# **Gradient Descent for Linear Regression**

<br>

## **Goals**
In this lab, you will:
- automate the process of optimizing $w$ and $b$ using gradient descent.

<br>

## **Tools**
In this lab, we will make use of: 
- NumPy, a popular library for scientific computing
- Matplotlib, a popular library for plotting data
- plotting routines in the lab_utils.py file in the local directory

In [None]:
import sys, os
import numpy as np
import matplotlib.pyplot as plt
from pathlib import Path

def running_in_colab() -> bool:
    try:
        import google.colab  # 只有在 Colab 才存在
        return True
    except Exception:
        return False

def import_data_from_github():
    import os, urllib.request, pathlib, shutil

    # 1) 乾淨化 /content/utils
    UTILS_DIR = "/content/utils"
    REPO_DIR = "Machine-Learning-Lab"

    shutil.rmtree(UTILS_DIR, ignore_errors=True)

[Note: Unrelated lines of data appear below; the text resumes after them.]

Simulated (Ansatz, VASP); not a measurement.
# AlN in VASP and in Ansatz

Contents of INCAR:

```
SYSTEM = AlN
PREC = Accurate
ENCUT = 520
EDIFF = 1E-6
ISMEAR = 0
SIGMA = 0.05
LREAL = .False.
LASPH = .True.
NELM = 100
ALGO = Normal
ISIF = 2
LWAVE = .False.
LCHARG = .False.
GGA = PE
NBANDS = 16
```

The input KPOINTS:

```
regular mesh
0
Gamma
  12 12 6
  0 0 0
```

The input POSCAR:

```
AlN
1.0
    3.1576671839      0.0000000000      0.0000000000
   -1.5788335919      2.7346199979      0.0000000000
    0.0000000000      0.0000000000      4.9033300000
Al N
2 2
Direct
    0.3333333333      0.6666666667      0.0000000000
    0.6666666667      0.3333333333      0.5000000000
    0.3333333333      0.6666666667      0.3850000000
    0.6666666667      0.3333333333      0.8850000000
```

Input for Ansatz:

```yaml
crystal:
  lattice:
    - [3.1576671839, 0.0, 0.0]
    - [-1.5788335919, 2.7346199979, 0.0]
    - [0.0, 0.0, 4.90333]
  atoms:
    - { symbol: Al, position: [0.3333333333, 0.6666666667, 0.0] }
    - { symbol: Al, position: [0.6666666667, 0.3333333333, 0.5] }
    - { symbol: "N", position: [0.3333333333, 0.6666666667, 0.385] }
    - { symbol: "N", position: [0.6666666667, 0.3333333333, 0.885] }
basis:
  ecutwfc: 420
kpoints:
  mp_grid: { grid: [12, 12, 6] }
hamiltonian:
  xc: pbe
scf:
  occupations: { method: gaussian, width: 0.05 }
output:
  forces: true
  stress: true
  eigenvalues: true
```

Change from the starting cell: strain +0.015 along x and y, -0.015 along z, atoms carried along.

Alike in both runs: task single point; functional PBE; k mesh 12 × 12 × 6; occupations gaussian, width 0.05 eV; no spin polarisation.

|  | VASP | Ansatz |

    os.makedirs("/content/utils", exist_ok=True)
    pathlib.Path("/content/utils/__init__.py").touch()  # 保險

    BASE = f"https://raw.githubusercontent.com/mz038197/{REPO_DIR}/main"
    urllib.request.urlretrieve(f"{BASE}/utils/lab_utils_common.py", "/content/utils/lab_utils_common.py")
    urllib.request.urlretrieve(f"{BASE}/utils/lab_utils_uni.py", "/content/utils/lab_utils_uni.py")
    urllib.request.urlretrieve(f"{BASE}/utils/deeplearning.mplstyle", "/content/utils/deeplearning.mplstyle")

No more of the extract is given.